Last Updated: May 30, 2016
·
3.809K
· artinruins

Add Icon to External Links BUT not Anchors that contain an Image

The Problem

I had a site that styled external links with some fairly straightforward CSS. You've seen this pattern before, I bet. For illustrative purposes, this is it:

a[href^="http:"]:before:not([href^="http://www.thissite.com"]), 
a[href^="https:"]:before {
    ...icon styles...
}

This worked fine, but there was a problem. The client added anchors around images, which is perfectly acceptable (and something I should have expected) and so, when the image was nice and large, it had an icon to the left. It didn't look good, and I agreed. I had to fix it.

CSS won't provide a Solution

Problem is, there is no CSS selector that can help me exclude this style when an a contains an img. The selector a > img or a + img will style the img, which won't help me. What we really need is a a < img selector, but that doesn't exist (even Chris Coyler wishes it so, with no luck.

Luckily, we have jQuery that can help.

I was surprised that I was not able to turn up someone else who had done exactly what I was looking for. After some digging, some testing, and some investigation into the nice has() jQuery extension, I settled upon this solution (compatible with jQuery 1.1.4 and up):

/* Add rel="external" to links that are external (this.hostname !== location.hostname) BUT don't add to anchors containing images */
$('.text a').each(function() {
    // Compare the anchor tag's host name with location's host name
    return this.hostname && this.hostname !== location.hostname;
}).not('a:has(img)').attr("rel","external");

NOTE: I use '.text a' to apply this attribute only to anchors in the main content area, which avoids looping through links in the navigation and other places that I do not want to icons to apply to.

Instead of adding a class, I decided to add an attribute that would prove useful for SEO and semantic. I then style this class with a simple CSS attribute selector:

a[rel=external]:before {
    ...icon styles...
}

I also decided against adding target="_blank", though I easily could have. The reason was that the client has a CMS with a WYSIWYG editor, and so they have control over adding a target or not adding it. It was better in my mind to leave those things in their control and use jQuery to automatically do things that enhance the experience for the end user.

3 Responses
Add your response

Hello, i'm having some issue with your nice script.
I tried to force (via Inspector) a rel="external" in one of my external links and the css class successfully worked.
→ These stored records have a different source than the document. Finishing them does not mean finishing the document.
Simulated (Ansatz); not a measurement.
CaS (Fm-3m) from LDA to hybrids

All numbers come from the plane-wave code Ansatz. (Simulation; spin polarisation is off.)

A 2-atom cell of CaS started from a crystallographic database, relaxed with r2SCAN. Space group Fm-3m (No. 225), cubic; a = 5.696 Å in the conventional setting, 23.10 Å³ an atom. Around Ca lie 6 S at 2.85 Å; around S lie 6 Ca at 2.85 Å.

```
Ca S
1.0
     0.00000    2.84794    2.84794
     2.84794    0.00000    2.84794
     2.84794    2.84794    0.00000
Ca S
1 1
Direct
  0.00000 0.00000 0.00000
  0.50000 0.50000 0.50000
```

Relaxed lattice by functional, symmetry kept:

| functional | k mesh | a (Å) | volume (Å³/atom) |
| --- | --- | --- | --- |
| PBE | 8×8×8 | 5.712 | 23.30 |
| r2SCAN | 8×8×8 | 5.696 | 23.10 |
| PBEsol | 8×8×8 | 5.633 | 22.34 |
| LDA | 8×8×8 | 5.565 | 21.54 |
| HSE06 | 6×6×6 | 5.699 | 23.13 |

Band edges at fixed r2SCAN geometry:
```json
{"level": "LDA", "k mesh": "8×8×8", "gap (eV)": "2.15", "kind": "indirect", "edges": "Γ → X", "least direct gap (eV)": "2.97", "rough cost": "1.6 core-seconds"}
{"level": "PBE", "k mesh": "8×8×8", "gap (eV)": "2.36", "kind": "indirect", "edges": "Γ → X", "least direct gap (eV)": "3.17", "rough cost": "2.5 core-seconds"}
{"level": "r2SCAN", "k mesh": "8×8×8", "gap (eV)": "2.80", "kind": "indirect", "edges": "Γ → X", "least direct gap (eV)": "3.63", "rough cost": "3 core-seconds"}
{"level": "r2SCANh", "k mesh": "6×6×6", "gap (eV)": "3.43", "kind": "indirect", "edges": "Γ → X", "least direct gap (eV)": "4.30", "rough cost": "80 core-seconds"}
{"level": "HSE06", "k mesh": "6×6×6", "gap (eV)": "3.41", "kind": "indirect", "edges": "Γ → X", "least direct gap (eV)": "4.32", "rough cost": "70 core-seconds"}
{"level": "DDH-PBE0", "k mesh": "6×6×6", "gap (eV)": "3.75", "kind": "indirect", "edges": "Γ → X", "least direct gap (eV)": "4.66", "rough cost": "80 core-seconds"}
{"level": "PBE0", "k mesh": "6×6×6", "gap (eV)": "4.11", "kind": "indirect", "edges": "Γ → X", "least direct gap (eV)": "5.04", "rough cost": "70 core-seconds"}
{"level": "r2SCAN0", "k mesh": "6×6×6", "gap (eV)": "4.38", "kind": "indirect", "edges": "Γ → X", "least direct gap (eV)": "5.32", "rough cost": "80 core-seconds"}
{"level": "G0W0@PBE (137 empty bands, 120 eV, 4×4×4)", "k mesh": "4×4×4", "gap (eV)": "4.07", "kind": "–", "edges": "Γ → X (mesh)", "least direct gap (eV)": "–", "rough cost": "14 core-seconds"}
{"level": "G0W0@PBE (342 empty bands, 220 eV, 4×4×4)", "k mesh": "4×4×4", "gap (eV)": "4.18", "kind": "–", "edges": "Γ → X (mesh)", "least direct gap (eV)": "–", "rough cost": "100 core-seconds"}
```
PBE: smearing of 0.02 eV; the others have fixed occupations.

I think that should be an error in your jquery script, or maybe something different came up with latest jquery releases, so the code doesn't add this rel attribute to 'a' elements..

Do you have any suggestion for this problem?

btw Thanks a lot for your contribution, as you said i can't find many solution on the web!

Pietro

over 1 year ago ·

I'm not sure about what the script is doing for you that it is not supposed to do, subfighter3. The script was written to specifically add rel=external to anchors, so, it is not an error that it adds them to <a> elements. Are you saying that it no longer works? Make sure that if you use a different classname for your container element, that you change the jQuery. I use .text in the $('.text a') jQuery each() but you may use something else.

over 1 year ago ·

Actually I solved my problem. My issue was caused because I wanted to have $('a') without any other selector to have the external link icon also in footer.

in the end I added more specific selector because i'm using Squarespace with relative links only.

btw in the end works fine, thank you for your nice solution!